Deepwater Wind officials acknowledged this week that the turbines they plan to build in the ocean southeast of Block Island could potentially produce far more energy than called for in their contract with the Long Island Power Authority—and that the company is seeking buyers for any additional power they produce.
LIPA officials said this week that Deepwater has told the New York Power Authority that the South Fork Wind Farm could have the potential for up to 40 megawatts of additional power, beyond the 90 megawatts LIPA has contracted for, that would be available for the grid. The company has already submitted a request to the Independent System Operator, which manages the dispersement of electrical supply statewide, for 40 megawatts of power from what the ISO dubbed “South Fork Wind Farm II.”
When Deepwater representatives first brought plans for the South Fork Wind Farm to LIPA in 2015 and, later, to the East Hampton Town Board, they based its design on the 6-megawatt turbines the company had used to build the Block Island Wind Farm, and designed the application around the 15 turbines they would need to generate 90 megawatts.
But the largest offshore turbines being produced now can generate 10 megawatts of power each—and General Electric has a 12-megawatt model that could be available by 2020, when Deepwater expects to start building the South Fork Wind Farm.
Deepwater officials said that the larger machines that likely will be available to them do not mean they will simply build fewer turbines to produce only the 90 megawatts their contract with LIPA demands.
The company says it will still file its application for the 15 turbines as originally planned, and the single power cable connected to the PSEG substation in East Hampton, and try to find other buyers for the extra energy they produce.
“Since we originally proposed the project, technology has gotten better, and there is a possibility that we will buy a larger machine that will produce more megawatts,” Deepwater Wind Vice President Clint Plummer said this week. “We have a customer for 90 megawatts in LIPA and its ratepayers. If we have a turbine that is more than 6 megawatts then we would be seeking potential additional customers.”
The ultimate limiting factor on how much power the South Fork Wind Farm will be able to produce will be the capacity of the substation on land to disperse it. Deepwater’s analysis is that it may be able to handle 130 megawatts, at most, but that it might be considerably less, Mr. Plummer said.
He said that whatever the final output of the South Fork Wind Farm is, it would not change the permitting process or the size of the power cable that will come ashore in Wainscott.
LIPA Chief Executive Officer Tom Falcone last week noted that Deepwater Wind has submitted a bid to the New York Power Authority to sell additional energy elsewhere in the state, though the power would still flow to the East Hampton substation.

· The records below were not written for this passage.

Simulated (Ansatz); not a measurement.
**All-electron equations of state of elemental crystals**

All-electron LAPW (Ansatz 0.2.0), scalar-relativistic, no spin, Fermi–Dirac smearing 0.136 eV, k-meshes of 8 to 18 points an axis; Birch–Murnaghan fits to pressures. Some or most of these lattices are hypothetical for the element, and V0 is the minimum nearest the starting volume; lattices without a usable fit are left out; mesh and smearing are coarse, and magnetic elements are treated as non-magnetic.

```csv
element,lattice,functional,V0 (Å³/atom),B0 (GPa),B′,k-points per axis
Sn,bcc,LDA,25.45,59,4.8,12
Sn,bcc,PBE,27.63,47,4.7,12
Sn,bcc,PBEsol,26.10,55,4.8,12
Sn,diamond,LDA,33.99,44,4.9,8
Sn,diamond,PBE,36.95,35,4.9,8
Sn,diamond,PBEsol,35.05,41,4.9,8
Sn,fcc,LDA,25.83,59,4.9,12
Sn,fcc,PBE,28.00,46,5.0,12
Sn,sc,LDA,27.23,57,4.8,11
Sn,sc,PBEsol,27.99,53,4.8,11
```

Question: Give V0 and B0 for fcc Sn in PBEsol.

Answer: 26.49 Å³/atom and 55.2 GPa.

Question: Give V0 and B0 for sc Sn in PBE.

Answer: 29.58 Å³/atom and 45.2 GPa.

Mr. Falcone said the LIPA contract with Deepwater allows for “overproduction” from the wind farm and specifies that LIPA will buy whatever is sent to it at a discounted rate for anything over 90 megawatts.
The New York Independent System Operator, which manages the distribution of electricity from all sources throughout the state, has listed an additional 40 megawatts of power from a source it calls South Fork Wind Farm II on its queue of future power supplies, based on an interconnection request from Deepwater.